My brothers Gosh I love them both but to say we had a bond would be lying. My oldest brother I always felt like our father sold him off. He didn’t want to be bothered with child support. With fighting for visitation on his terms. That was too much to ask for his kids. So he allowed another man ( a better man) to adopt my brother. In return he was no longer his financial burden. There is no doubt he would have done the same to me had the opportunity arose.
My brother was my best friend. He would play barbies with me for hours and hours. His little blonde hair looked so cute in the girly dresses he let me put him in. The go cart our grandpa had won for us at the grocery store he sat on my lap and I drove him all over the trailer park. He was just gone in the blink of an eye. I didn’t see him again until he was an adult. I would stalk him at work. He was a cook at Steak n Shake. I hated the menu and yet there you would find me in the corner booth looking at the handsome brother I had lost. I’m not sure he knew but I did that for months on end.
My younger brother was my mother’s pride and joy. He was the child that came after she had learned all the hard valuable lessons. She was a better mom to him no doubt. I was already a lost cause. I resented him very much for the love he got and I wanted. His punishments so different then mine.
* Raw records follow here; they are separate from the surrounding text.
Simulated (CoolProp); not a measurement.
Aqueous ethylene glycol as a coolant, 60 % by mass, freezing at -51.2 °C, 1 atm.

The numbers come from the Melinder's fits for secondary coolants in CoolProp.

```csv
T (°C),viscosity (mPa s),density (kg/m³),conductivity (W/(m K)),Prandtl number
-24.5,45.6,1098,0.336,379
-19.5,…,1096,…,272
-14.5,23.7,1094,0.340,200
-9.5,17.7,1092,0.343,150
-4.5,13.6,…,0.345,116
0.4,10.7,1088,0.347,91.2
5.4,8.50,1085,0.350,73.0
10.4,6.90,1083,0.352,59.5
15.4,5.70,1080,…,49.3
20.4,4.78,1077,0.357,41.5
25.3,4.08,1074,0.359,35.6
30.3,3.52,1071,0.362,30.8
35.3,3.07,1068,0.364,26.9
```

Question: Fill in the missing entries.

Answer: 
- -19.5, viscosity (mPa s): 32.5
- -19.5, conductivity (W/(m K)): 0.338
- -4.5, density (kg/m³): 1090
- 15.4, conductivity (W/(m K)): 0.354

Not being home much the time I was there was hostile. Leaving my little brother to see me as a monster. Ten years in age difference didn’t help much either. It was like I lost them both.
Overall my definition of family wasn’t anything as it is now. Seeing Marc’s family has changed everything for me. Planning a family vacation in a cabin all together laughing and sharing. Spreading love to each other. Never did I think this was something I could have or deserve. It feels like a fairy tale.